Remembering this syntax every time you want to review a log file is not practical. A better option would be write a little helper script. As input, the script will take whatever relevant log file lines you throw at it from STDIN, as well as a couple of command-line arguments to help it correctly sort and summarize the data. You can download this script here.

#!/bin/bash

while getopts ":hf:k:s:p:" OPTION
do
  case "${OPTION}" in
  h) cat << EOF
  Usage: gtl [option] [arg]
  Generate frequency histogram from log data.

  Options :
     -h : shows the help page
     -s [arg] : Specify sorting options (default is '-k1M -k2n -k3V')
     -f [arg] : Specify the fields to analyze (default is all)
     -k [arg] : Specify the field separator (default is space)
     -p [arg] : Specify the character position to summarize (default is 6)

  Example :
     gtl -f " " -p 6 -k "@" -s "-k1M -k2n -k3V"

EOF
     exit 0
     ;;
  f) f="${OPTARG}"
     ;;
  k) k="${OPTARG}"
     ;;
  s) s="${OPTARG}"
     ;;
  p) p="${OPTARG}"
    ;;
  \?) printf "%s\n" "Invalid option. Type gtl -h for help"
      exit 191
      ;;
  *) printf "%s\n" "Invalid argument. Type gtl -h for help"
     exit 192
      ;;
  esac
done

if [ -z "${f}" ]; then f=" "; fi
if [ -z "${p}" ]; then p=6; fi
if [ -z "${k}" ]; then k="@"; fi
if [ -z "${s}" ]; then s="-k1M -k2n -k3V"; fi

awk -F"$f" -v k=$k '{split(k,a,","); for (key in a) { printf $a[key]" " } print"\n"}' | \
grep . | \
sort ${s} | \
uniq -c -w${p} | \
gnuplot -e "set terminal dumb 84 28; unset key; set style data labels; set xdata time; set xlabel 'Timeline'; set ylabel 'Events'; set autoscale; set timefmt '%b %d'; plot '-' using 2:1:ytic(1) with histeps"

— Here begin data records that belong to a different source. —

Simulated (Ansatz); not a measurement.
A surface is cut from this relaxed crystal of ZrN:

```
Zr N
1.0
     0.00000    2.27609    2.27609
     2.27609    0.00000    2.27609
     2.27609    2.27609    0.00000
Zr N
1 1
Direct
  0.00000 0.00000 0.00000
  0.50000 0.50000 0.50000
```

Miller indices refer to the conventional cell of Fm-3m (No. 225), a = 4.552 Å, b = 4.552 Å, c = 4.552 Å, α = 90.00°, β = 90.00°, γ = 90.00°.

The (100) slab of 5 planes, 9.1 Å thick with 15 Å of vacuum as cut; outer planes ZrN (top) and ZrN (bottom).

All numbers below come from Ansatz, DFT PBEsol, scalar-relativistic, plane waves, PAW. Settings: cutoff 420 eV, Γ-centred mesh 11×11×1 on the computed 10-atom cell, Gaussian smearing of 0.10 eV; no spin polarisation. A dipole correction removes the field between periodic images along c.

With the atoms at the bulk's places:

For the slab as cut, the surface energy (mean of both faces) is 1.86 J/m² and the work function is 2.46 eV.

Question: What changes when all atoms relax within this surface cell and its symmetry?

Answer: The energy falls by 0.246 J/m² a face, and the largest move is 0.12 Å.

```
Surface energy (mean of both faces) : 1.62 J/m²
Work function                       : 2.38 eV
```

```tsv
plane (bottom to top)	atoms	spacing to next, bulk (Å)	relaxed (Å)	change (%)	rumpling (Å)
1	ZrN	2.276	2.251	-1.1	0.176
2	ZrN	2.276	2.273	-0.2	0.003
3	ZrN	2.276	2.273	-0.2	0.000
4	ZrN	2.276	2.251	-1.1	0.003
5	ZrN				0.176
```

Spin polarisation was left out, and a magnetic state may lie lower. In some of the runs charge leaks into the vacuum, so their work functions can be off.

The default options for gtl are -f " " -p 6 -k "1,2,3" -s "-k1M -k2n -k3V", which works fine for your standard syslog format. So now I can use it like so:

zgrep -h Jan.*DHCPREQUEST.*192.168.122.161 /var/log/messages* | gtl
  Events
   37 +++-+-+--+-+-+-+-+-+-+--+-+-+-+-+-+-+--+-+***+-+-+-+--+-+-+-+-+-+-+--+-+-+++
      +              +              +           * *+              +              +
      |                                         * *                              |
      |                                         * *                              |
      |                                         * *                              |
   34 ++                                        * * ***                         ++
      |                                         * * * *                          |
      |                                         * * * *                          |
      |                                         * * * *                          |
      |                                         * * * *                          |
      |                                         * * * *                          |
      |                                         * * * *                          |
      |                                         * * * *                          |
      |                                         * * * *                          |
      |                                         * * * *                          |
      |                                         * * * *                          |
   28 ++                       ***              * * * *              ***        ++
      |                        * *              * * * *              * *         |
   27 **                       * *              * * * *              * *        ++
   26 +*              ***      * *              * * * *              * *        ++
      |*              * *      * *              * * * *              * *         |
   25 +* ***  ******* * * **** * ******* ******** *** ***  *** *** *** *        ++
      +* * *  *     *+* * *  * *    +  * *         +    *  * * * *+*   *         +
   24 +***+****+-+-+***+***+-***+-+-+-+***+--+-+-+-+-+-+****+***+***+-+*+--+-+-+++
    01/01          01/08          01/15          01/22          01/29          02/05
                                       Timeline

But for other common log formats you would need to specify some parameters. For example, the xferlog used by vsftpd has a slightly different timestamp format: Mon Nov 6 17:52:03 2017, adding the day of week to the beginning of the timestamp. In this case the options for the gtl command would change a bit:

zgrep 2018.*jsmith /var/log/xferlog* | gtl -k 2,3,4
  Events
   19 +++-+-+--+-+********************+-+-+--+-+-+-+-+-+-+--+-+-+-+-+-+-+--+-+-+++
      +           *  +              +*             +              +              +
      |           *                  *                                           |
      |           *                  *                                           |
      |           *                  *                                           |
      |           *                  *                                           |
      |           *                  *                                           |
      |           *                  *                                           |
      |           *                  *                                           |
      |           *                  *                                           |
      |           *                  *                                           |
   10 ++        ***                  *                                          ++
      |         *                    *                                           |
      |         *                    *                                           |
      |         *                    *                                           |
    7 ++        *                    *                  **********              ++
      |         *                    *                  *        *               |
      |         *                    *                  *        *               |
      |         *                    *                  *        *               |
      |         *                    *                  *        *               |
      |         *                    *                  *        *               |
      |         *                    *                  *        *               |
    2 ++      ***    +              +*             +    *        *+             ++
    1 +++-+-+-*+-+-+-+-+-+-+--+-+-+-+********************+--+-+-+****************+
    01/01          01/08          01/15          01/22          01/29          02/05
                                       Timeline